When writing R code it is useful to be able to assess the amount of time that a particular function takes to run. We might be interested in measuring the increase in time required by our function as the size of the data increases.
To illustrate using the system.time function to calculate the time taken to run an expression consider a set of football results where we are using a logistic regression model to determine the factors that change the probability of a home win. If we fit a logistic regression model using the glm function to our data set with variables for the home and away team we can embed the function call inside the system.time function.
If the data is stored in the data frame called results.df the function call to fit the logistic regression model would be something of this form:
glm(HomeWin ~ Home + Away, data = results.df)

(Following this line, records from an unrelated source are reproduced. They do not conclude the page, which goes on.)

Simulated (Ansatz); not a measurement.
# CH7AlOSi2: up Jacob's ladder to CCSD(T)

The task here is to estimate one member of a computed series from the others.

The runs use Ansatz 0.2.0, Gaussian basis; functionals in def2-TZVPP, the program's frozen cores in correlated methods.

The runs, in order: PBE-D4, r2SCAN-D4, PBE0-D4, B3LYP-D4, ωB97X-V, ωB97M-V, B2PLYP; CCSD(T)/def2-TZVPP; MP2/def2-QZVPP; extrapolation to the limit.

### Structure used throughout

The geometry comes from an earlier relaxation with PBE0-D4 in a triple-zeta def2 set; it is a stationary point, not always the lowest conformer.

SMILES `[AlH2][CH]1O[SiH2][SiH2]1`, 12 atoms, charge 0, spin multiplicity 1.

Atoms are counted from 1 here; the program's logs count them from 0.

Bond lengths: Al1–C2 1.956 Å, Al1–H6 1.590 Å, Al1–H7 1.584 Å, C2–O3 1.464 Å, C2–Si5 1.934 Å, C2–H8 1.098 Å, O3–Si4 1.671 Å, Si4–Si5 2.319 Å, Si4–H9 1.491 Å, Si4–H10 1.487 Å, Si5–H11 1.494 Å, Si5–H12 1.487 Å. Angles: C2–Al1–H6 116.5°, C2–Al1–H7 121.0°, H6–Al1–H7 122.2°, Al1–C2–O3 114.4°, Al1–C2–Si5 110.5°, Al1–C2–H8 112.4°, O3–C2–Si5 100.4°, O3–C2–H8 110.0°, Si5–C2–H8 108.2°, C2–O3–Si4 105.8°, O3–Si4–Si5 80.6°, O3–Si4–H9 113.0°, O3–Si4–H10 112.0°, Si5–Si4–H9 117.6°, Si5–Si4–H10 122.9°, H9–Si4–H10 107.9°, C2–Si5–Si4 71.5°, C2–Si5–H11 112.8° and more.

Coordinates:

The function call would be:
> system.time(glm(HomeWin ~ Home + Away, data = results.df)) user system elapsed 1.62 0.08 1.72
The output is measured in seconds and is based on a set of data with 1,000 match results. We could extend the data set to 2,000 match results to see how the time to fit the model increases. If the new data set is stored in the data frame results.df2 then the function call would be:
> system.time(glm(HomeWin ~ Home + Away, data = results.df2)) user system elapsed 4.37 0.14 4.55
The time to run the function is increase by a factor of 2.7 (approx.) based on these two runs. This use of system.time provides some elementary information about the time taken for the expression to be evaluated.